|104 E. 126th Street • Suite 2D • New York, NY 10035|
"A Home in Harlem
for America's Music"
When talking about the planned Jazz Museum in Harlem, its executive director, Loren Schoenberg, like to use the metaphor of the overtone series in music. When you strike a not on a piano, he explains, you not only hear that note itself, but the adjacent notes on the keyboard will also resonate sympathetically. This, he feels, is the reason why there should be a jazz museum in Harlem: There, it will be perfectly placed to resonate throughout the entire world.
Marin Williams once wrote about a foreign jazz fan who, upon arriving in New York, was astonished that there was not a major statue of Charlie Parker displayed prominently in the center of the city. "A museum is a way that a culture declares what's important and what's worth preserving," says Mr. Schoenberg. "It's shocking to folks around the world that the United States does not have a national jazz museum."
Jazz is not, hoary truisms to the contrary, America's sole contribution to world musical literature: there's blues, country and western, show music, and the Great American Songbook, rock, and other varieties of pop. Yet jazz is the bridge that connects the various American forms to one another.
The idea for a museum was developed by Art D'Lugoff, impresario of New York's Village Gate jazz club; David Levy, president of the Corcoran Gallery in Washington, D.C.; and Leonard Garment, a lawyer and politician who began his career as a professional saxophonist in the 1940s. "If we're correct," says Mr. Garment, "there's something very valuable, very essentially American here. Slightly crazy, very smart, full of energy, enhanced by the fact that America is separate from the Old World. And Harlem is fresh terrain - things have not been done here before."

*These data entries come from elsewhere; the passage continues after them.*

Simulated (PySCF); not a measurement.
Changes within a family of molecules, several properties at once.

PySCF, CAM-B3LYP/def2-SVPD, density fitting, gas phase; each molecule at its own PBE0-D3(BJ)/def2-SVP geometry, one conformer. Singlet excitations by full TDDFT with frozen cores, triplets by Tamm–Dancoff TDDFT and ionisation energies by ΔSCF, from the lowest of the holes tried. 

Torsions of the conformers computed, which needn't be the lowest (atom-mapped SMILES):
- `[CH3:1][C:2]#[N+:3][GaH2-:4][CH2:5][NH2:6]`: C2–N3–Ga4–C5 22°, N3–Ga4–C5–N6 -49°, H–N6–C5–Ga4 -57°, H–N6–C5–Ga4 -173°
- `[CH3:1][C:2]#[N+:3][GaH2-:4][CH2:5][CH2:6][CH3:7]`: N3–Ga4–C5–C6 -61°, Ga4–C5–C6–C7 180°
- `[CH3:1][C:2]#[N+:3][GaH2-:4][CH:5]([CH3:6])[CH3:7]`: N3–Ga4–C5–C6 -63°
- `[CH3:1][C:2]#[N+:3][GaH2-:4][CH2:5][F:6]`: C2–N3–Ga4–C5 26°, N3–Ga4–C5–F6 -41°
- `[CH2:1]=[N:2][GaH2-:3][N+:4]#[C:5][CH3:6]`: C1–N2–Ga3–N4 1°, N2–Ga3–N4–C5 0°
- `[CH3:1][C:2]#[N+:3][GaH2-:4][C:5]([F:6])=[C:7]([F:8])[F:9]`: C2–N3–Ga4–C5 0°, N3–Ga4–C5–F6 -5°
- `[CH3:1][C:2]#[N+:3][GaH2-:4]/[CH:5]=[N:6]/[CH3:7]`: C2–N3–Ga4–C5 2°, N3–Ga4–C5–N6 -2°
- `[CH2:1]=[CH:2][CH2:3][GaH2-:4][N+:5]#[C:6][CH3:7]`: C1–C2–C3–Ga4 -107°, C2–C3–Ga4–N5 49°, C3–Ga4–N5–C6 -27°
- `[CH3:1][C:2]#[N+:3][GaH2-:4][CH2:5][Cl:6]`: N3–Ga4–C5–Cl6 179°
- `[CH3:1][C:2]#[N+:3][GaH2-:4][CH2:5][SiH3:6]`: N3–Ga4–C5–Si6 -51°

Although they tried to get the project going several times in the immediately pre- and post-millennial years - and secured a $1 million grant from Congress in 2000 - the project didn't gain momentum until 2002. Early in that year, the principals hired Mr. Schoenberg: With a background as a full-time musician and bandleader, as a leading jazz historian and writer (he worked for many years for the legendary Benny Goodman), and as a jazz educator, he was and is a uniquely qualified man.
Though formerly neglected, jazz is increasingly well-served by various formal institutions. Jazz at Lincoln Center is generally regarded as the central organization for presenting the music in a non-profit context; it is also currently the leading exponent of the movement known as Jazz Repertory, dedicated as it is to revisiting the great composers, players, and styles of the past. The Institute of Jazz Studies at Rutgers University, convenient to New York in Newark, N.J., is considered the most significant collection of jazz recordings and literature in the Western Hemisphere.
There was a Jazz Museum of New York that existed briefly in the early 1970s, run by the eminent photographer and Armstrong scholar Jack Bradley, at which Mr. Schoenberg volunteered as a teenager. But the new jazz museum will have less in common with the earlier one - or any traditional museums - than with such cutting-edge institutions as The Holocaust Museum in Washington and the national Civil Rights Museum in Memphis: The goal is to convey as much of the jazz experience as possible. "What will make the Harlem museum unique," says Dan Morgenstern, director of the Rutgers Institute of Jazz Studies, "is that it can take advantage of the latest technology - virtual exhibits, digitization, holograms - which is not contingent upon an actual exhibition of artifacts."
Live music will also be an important part of the picture at the forthcoming museum, according to Mr. Schoenberg, "It's crucial that you'll start hearing live jazz within about 14 seconds of walking in the door," he says. Though the museum will incorporate an archival component, it won't be the sort of place where the chief thrill is seeing an original Commodore 78 rpm record or Lester Young's porkpie hat.
The museum itself has not yet taken shape, but already Mr. Schoenberg has assembled an all-star band to trumpet the news of its impending existence. Over the course of the summer, The Jazz Museum in Harlem All-Stars have made three important appearances. On July 10th, as a septet - with Mr. Garment sitting in on tenor - the band performed at a reception in the gallery under the museum's current offices on East 126th Street. Two days earlier, he mounted an all-Duke Ellington program with a full 12-piece band for Sirius Satellite Radio (for whom both Mr. Schoenberg and I are part-time consultants).
Most important, however, was the show on June 24 - when, in honor of Black Music Month, Mr. Schoenberg and the All-Stars performed at the White House. The president and other government figures were present, and speeches were given by Mr. Garment and jazz spokesman Stanley Crouch (long associated with Jazz at Lincoln Center), and a very special guest performed with the band. This was Herb Jeffries, the 92-year-old baritone (known for his hit record of "Flamingo"), and sole surviving member of the 1940-42 Duke Ellington Orchestra, whose appearances are very rare.
The White House appearance helped transmit the message that, as Mr. Schoenberg says, "Jazz has not been treated correctly in this culture, it has not received what it deserves. We want to let it be known that jazz will no longer be on the back shelf or on the back street, or condescended to, or somehow used for other means."